On May 2nd of this year, in the opening game of the PBLO (Premier Baseball League of Ontario) season for the 18U Voyageurs, Braiden Paul went 3/5 at the plate, scoring three times and driving in a pair as Sudbury outlasted the Ontario Yankees 17-16.
Later that day, he pitched an inning and a third of scoreless ball in relief, touched for just one hit while striking out three.
It has been quite the journey for the young man who did not even take a glimpse of what how his post-operation pitching hand looked for nearly six full weeks after the mishap. “I couldn’t get myself to look; I just couldn’t do it,” said Paul.
“My physiotherapist finally took a picture of them (the fingers) because I could look at the picture instead.”
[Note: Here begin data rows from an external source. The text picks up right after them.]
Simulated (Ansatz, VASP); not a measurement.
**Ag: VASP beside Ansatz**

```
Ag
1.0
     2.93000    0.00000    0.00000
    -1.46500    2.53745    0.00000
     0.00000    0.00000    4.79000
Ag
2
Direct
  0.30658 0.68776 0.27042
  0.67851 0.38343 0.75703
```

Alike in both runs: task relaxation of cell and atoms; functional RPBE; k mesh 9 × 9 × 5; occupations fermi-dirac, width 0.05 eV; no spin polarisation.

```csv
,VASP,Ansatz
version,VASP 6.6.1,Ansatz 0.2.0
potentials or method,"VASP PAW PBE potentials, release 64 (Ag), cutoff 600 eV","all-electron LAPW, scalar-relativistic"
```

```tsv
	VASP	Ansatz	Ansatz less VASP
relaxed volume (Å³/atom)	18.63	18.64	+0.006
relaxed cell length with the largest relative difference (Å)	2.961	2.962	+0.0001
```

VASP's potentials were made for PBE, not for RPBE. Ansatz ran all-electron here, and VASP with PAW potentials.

While this anecdote might conjure up images of a an athlete with a clear disconnect with reality, perhaps slipping into a very dark place, the fact is that nothing could be further from the truth, from a big picture viewpoint.
“The first day or so was tough – but then I started insisting that I wanted to go back to school and out to practices, just seeing my teammates and my friends,” said Paul. “I was still around baseball, even if I couldn’t play at that time.”
Once snowfall hit, the Voyageurs lads retreated to convene at the Baseball Academy, working on their game a few times a week. Naturally left-handed in pretty much all aspects of life other than his baseball pitching, Paul dabbled with throwing as a southpaw.
“One day in January, at the Academy, I picked up a ball with my right hand and just threw it,” he said. “My hand was fully healed. Every day after that, I was throwing.”
Different but the same might be the best description of where Braiden Paul currently sits as a baseball player. Where most pitchers use two fingers along the seams of a baseball (or across), causing the ball to dance in various ways, Paul now uses three.
“Instead of using the upper part of my middle finger, I have my index figure in there (and ring finger providing support). I was just trying different grips.”
“My two-seam might move a little bit better, but everything else is pretty similar.”
In the batter’s box, things are even rosier. Some winter work on his pre-swing hand placement, moving up a little more above the hip, has resulted in an increase in exit velocity by as much as 15MPH – 20MPH at times.
“I used to like thin grips on bats but now I have had to change to thicker grips with lots of pine tar,” said the young man who, earlier that day, had driven a ball over the fence of the Terry Fox Sports Complex Field #1, his first ever home run at the diamond, driven deep to right centre.
Braiden Paul is back indeed – and seemingly as good as ever.